Peter Ualrig Kennedy recommends an epic and heartbreaking poem, beautifully translated from the Dutch of Guus Luijters
Song of Stars Guus Luijters; translator Marian de Vooght Smokestack Books ISBN 978-1-9998276-7-0 140pp £8.99
We deal here with a poem which constitutes an impressive and powerful book by the writer and poet Guus Luijters. It has been magisterially translated into English by Marian de Vooght, who brings Sientje Abram’s story to life for us. The translator is hugely deserving of the English PEN award which the book received in 2018. I think ‘Song of Stars’ should be made compulsory reading in schools throughout the land.
‘Song of Stars (Sterrenlied)’ – referring of course to the Star of David – is presented with the Dutch text on the left hand page, and the English translation opposite. I do not speak Dutch, but I found that by reading visually through the Dutch original I began to recognise words by their concordance with their English counterpart. Such concordance, from their shared roots, is symbolic of our own shared links between the Netherlands and Britain; we are each European. I have also had the privilege of hearing Marian de Vooght give a reading of the poem in both Dutch and English. The translator is exemplary in her reproduction of the line form and the cadence of the original.

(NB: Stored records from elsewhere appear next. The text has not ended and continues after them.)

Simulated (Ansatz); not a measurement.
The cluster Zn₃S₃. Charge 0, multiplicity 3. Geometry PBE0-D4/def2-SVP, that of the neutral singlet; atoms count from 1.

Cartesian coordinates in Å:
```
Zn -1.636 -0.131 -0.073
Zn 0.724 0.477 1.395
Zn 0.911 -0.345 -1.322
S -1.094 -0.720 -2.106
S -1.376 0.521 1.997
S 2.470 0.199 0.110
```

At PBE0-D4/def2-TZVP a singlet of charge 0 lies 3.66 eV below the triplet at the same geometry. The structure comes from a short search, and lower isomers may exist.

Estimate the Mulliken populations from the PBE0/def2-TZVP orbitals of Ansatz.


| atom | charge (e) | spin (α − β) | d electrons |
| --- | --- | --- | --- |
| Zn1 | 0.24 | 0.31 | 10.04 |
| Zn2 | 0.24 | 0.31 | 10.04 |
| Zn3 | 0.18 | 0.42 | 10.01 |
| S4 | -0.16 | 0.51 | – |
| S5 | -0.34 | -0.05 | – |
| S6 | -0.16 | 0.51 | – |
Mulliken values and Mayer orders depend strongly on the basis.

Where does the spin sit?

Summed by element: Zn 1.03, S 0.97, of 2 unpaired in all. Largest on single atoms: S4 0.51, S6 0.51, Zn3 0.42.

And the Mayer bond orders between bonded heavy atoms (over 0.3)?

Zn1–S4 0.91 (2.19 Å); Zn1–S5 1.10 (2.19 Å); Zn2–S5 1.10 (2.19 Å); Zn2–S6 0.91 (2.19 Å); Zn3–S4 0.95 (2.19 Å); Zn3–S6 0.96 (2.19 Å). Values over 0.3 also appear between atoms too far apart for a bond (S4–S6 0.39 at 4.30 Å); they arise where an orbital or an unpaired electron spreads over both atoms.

The poem consists in a dialogue between the interlocutor – Guus Luijters – and eleven year-old Sientje Abram from a small street in Jewish Amsterdam. This little girl’s life ended in Birkenau; unlike Anne Frank she left no written records, and almost nothing is known about her apart from some details of her house and her family, which Luijters provides in an After-word. But the poet has succeeded in giving her a life by means of this poetic dialogue, and so imparting to Sientje some degree of immortality.
Luijters and his splendid translator de Vooght write a spare,cut back poetry which is alive and vital in its stream of consciousness. It is written in the alternating voices of the interlocutor and the girl, and it moves Sientje ineluctably forward from a quotidian life in her street and in her school towards the final end, evoking the machine of oppression which is powerful and inescapable; the words and chapters march on, they are the slow beat of a pulse, or of a clock marking the seconds and minutes of a life. They are spellbinding. Words spill over from line to line, there is a constant enjambment which leaves us breathless:
Every morning I greet all things the table hi table the clock and the rug I wash myself at the tap in the kitchen by the window I name the moon too hi I say hi moon
And from this quiet daily routine the inexorable words of the poem take us very soon into an atmosphere of foreboding:
It’s always silent in the street and it seems forever summer with its white stripes in the sky like quiet trams taken to the depot it is night you hear the grinding of the switches in the rails
In the poem there are only a few references to Jews and Judaism. The narration is eloquent in its understatement. The little girl does not understand:
My brother says we’re Jews what Jews are he doesn’t want to say but they eat chicken soup and have Shabbos on Shabbos so we are Jews what does my brother mean by that
The family waits in the house:
We sit inside and we wait my little suitcase packed I wrote my name on it and the city Sientje Abram Amsterdam I know I’m going on a journey where to I do not want to know
The simplicity of this writing, and the tumbling lack of punctuation, impart the immediacy of a child’s thoughts. Throughout the progress of the eleven chapters, Sientje’s verses become fewer and fewer compared to the interlocutor’s – her time is shrinking. We know that as the train moves on and as the implacable verses move on and on, the finality of extermination of a child and of a people is just around the corner. The ending stanzas are heartbreaking:
We have left and won’t come back my father my mother my brothers and thousands of others loaded onto a train we have been deported I didn’t wave goodbye I didn’t look back I’ve left and won’t come back
Sientje has left her home for ever, and she has left Guus Luijters, but he has given this one girl her name and her immortality.
The poem at that point is not quite complete: there comes the prosaicness of “A tourist does Birkenau” but “in the wind that rages / across the frozen plain / he hears the names of the dead / the names of the children / from Rapenburger Street who / just like Sientje were murdered” and there follow ten – yes ten – pages of the names of those 331 children from Rapenburger Street. The very last line of all comes with its chilling finality:
all of them murdered
I recommend to you this moving story, this epic poem, beautifully translated by Marian de Vooght. The postscript to the poem is the Afterword in which Guus Luijters describes Sientje and her family, and the train with its “930 involuntary passengers” on the journey which ended in the gas chambers of Birkenau. Luijters underlines for us the Nazi bureaucracy which kept notes and lists of names and occupations – the banality of evil (Hannah Arendt). On the last page of the book Luijters writes “That is all that I found out about Sientje Abram.”
One child. One street. One town. One country. One people.